New Chip War is Looming: Intel Versus ARM Architecture
March 18, 2013
According to Wired, a new chip war is on the way. For years, most of the massive data centers that power the Internet have been driven by Intel microprocessors. But in the coming months, a group of chip makers hopes to challenge the company with a new breed of processors based on ARM architecture, which is the same basic chip design found in most of the world’s smartphones.
“These chips promise to significantly reduce the power consumed by the modern server, and that’s certainly an attractive prospect for Facebook and other companies that now run their Web services atop tens of thousands of machines,” writes Wired. But Intel has an answer, it adds. “The chip giant is preparing its own low-power server processors based on the Atom chips it originally built for mobile devices.”
So which chip architecture is better? According to research from University of Wisconsin, Madison, neither one has an advantage over the other regarding power consumption.
The researchers came to this conclusion by studying the chips’ instruction sets, which are the rules that define the basic operation of the processor. “ARM chips and Intel chips use different instruction sets. That’s the fundamental difference between the two competing products. But tests run by the researchers indicate that when it comes to fundamental energy efficiency, both instruction sets are in the same ballpark,” summarizes the article.
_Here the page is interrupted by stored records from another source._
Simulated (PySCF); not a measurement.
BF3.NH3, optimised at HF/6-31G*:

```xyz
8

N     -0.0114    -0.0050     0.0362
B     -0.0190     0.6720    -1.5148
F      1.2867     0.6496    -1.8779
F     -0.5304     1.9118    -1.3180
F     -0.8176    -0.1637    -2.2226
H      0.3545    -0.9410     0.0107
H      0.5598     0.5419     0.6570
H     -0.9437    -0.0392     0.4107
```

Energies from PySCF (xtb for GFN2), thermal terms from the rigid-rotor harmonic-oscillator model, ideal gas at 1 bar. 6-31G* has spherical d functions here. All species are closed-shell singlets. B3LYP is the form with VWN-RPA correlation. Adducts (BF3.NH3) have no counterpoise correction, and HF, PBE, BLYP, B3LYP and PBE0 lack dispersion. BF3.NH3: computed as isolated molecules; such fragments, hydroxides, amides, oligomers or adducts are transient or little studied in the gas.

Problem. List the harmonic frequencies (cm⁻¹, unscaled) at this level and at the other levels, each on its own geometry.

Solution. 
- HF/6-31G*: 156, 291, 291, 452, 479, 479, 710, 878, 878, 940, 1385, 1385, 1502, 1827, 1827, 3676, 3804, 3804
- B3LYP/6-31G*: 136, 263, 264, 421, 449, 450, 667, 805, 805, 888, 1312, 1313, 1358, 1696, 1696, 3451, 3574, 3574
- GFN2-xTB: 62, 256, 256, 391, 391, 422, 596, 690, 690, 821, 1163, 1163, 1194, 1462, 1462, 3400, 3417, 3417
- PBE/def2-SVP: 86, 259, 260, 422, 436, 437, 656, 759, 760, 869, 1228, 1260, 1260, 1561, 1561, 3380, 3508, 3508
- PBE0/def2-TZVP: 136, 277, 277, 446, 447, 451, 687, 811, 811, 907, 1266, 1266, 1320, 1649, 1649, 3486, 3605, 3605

“Of course, the difference in instruction set will affect things in other ways. A move to ARM will require some changes to software running atop today’s servers,” notes the article. “Forrest Norrod — who oversees the server business at Dell, one of the world’s largest server sellers — questions whether companies will want to maintain two software platforms (one for ARM and one for Intel). But this is a separate issue.”
Even so, Wired explains: “The larger point is that these new ARM server chips provide the Facebooks of the world with more choice — and that can’t be underestimated.”